Monday, October 22, 2007

Congestion Indiscretions

"Mayor Bloomberg says congestion pricing will raise $390 million a year for mass transit, but that figure is nothing more than an educated guess," The Daily News reports.

Reviewing internal documents made available through a Freedom of Information Act request, the News finds that in January 2007 the Department of Transportation was developing a congestion-pricing "System [that] runs 346 days each year, capturing cars and trucks four times on every trip, processing 6,052,000 transactions each day. Each license plate costs 75 cents to read. The annual operating cost is $884,168,938, or 44.4% of total revenue."

But by April, after some tweaking to predicted costs, the numbers changed: "System runs 248 days each year, capturing cars and trucks two times on every trip, processing 2,796,000 transactions each day. Each license plate costs 15 cents to read. The annual operating cost is $232,640,000, or 35.2% of total revenue."

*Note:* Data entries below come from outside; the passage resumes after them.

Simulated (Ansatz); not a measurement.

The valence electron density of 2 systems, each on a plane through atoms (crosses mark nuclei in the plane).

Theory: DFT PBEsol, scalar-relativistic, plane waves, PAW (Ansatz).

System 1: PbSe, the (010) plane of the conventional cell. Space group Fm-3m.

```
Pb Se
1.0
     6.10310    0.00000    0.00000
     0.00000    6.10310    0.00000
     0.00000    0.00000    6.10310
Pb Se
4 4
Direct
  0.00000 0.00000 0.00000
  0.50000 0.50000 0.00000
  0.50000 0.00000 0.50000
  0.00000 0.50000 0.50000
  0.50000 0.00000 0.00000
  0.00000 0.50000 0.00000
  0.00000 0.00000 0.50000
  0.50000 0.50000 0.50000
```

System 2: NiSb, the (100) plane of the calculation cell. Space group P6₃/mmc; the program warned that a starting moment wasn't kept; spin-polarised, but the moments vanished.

In London, operational costs consumed nearly two-thirds of the system's revenue in its first year. Afterward the toll was raised to $16 from $10. By nature governmental programs cost more to run than anticipated -- New York's especially. The News therefore notes that Bloomberg's estimated $390 million in new MTA revenue can't be counted on: "While the mayor's plan assumes it will cost $232 million a year to operate the system, just two little tweaks in the model -- four sensors per trip, and 75 cents to read a license plate -- would raise the cost to $685 million per year, leaving nothing for mass transit."

Meanwhile, Richard Lipsky at the Neighborhood Retail Alliance says Bloomberg's prediction that congestion pricing will ease traffic volume 6.3 percent seems to have been pulled from thin air.